Thursday 4 May 2023

So anyway, it's Thursday

 

The only remarkable thing about this report is that the photo of the unfortunate - and prophetically nicknamed - Stumpy shows him proudly holding a fish that is not, for once, a barramundi. Honestly, you'd think barramundi are the only fish they have in Australia - in the sea, in rivers, on the menu. But that's by the by. What this story really reminded me of was my Cape York trip way back in 2006, before this blog began.

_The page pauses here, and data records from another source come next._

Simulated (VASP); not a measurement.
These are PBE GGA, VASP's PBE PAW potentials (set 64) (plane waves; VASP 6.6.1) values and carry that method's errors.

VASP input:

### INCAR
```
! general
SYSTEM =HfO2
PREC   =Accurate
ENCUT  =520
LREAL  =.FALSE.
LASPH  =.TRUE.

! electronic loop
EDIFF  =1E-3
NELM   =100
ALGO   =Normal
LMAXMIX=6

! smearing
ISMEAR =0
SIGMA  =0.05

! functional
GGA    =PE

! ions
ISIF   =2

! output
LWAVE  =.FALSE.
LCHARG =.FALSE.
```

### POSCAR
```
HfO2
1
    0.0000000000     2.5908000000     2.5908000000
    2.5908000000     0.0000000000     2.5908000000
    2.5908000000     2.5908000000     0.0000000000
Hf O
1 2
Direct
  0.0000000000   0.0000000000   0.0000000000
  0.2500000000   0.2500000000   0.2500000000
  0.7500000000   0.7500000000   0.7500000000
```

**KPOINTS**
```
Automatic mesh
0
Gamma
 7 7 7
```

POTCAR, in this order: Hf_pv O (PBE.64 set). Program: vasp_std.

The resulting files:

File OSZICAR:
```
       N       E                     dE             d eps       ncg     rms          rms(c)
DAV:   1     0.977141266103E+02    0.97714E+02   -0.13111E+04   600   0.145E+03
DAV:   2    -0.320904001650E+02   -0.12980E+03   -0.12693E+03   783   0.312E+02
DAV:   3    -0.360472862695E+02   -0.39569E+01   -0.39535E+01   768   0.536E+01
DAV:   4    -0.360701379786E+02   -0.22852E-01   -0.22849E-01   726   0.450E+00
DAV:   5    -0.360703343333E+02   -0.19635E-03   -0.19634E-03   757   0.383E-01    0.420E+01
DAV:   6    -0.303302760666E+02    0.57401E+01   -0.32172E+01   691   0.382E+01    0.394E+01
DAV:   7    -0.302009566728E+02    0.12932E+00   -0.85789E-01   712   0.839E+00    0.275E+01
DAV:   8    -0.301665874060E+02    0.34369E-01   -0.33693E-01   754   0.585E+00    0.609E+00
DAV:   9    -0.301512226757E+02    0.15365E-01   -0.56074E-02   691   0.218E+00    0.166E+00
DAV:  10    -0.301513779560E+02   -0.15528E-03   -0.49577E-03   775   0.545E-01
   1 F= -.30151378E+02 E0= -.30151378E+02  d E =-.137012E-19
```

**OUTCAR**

It was exciting to be invited because, like most people, including Australians, I'd never been to this bit of Oz before. It turned out to be a proper expedition. It started in Cairns with a flight to Horn Island, one of the Torres Strait islands, from where we chugged on a ferry to Thursday Island, naturally - this is Australia - known as TI, the smallest in the group. It was unimaginatively named by Capt. Bligh for the day he sailed past it, but some have called it Thirsty Island because it had no reliable water source. During WW2, the soldiers garrisoned there were allowed only a pint of water each a day. Ten degrees from the equator!
It's a quiet place, mostly because everyone is driven indoors for the air con. It's had a lively past, though. There's a fort built in 1892 on top of a hill, with big guns installed to repel a Russian invasion (which never came). A test shot landed in the schoolyard of a neighbouring island - at lunchtime. In the cemetery are 700 graves of Japanese pearl-divers, who actually dived for the shell rather than the 1:1000 chance of a pearl. It was the main industry in northern Australia for about 60 years until the invention of plastic for buttons. TI also claims the world's smallest cathedral, a cute wooden building with excellent stained-glass windows memorialising even more tragic events. Most notable was the sinking in 1890 of the RMS Quetta, which hit an uncharted rock and sank in five minutes, drowning almost half of the 292 people on board, mostly British migrants.
The crocs probably couldn't believe their luck. Estuarine, or salt-water crocodiles - aka salties - rule the waters here, and there are graphic warning notices right across northern Australia wherever people are likely to be tempted for a dip. Wandering around TI's little town, I ended up on the beach and watched with interest as a couple of burly workmen stripped to their grunds and took a tentative splash in the shallows. Later, when we started our week-long tour down from the tip of Cape York back to Cairns, our laid-back guide got very insistent on beach strolls - "Please, please, please stay away from the water!"

But people, even old hands like Stumpy, get careless all the time, and the crocs are always there, waiting.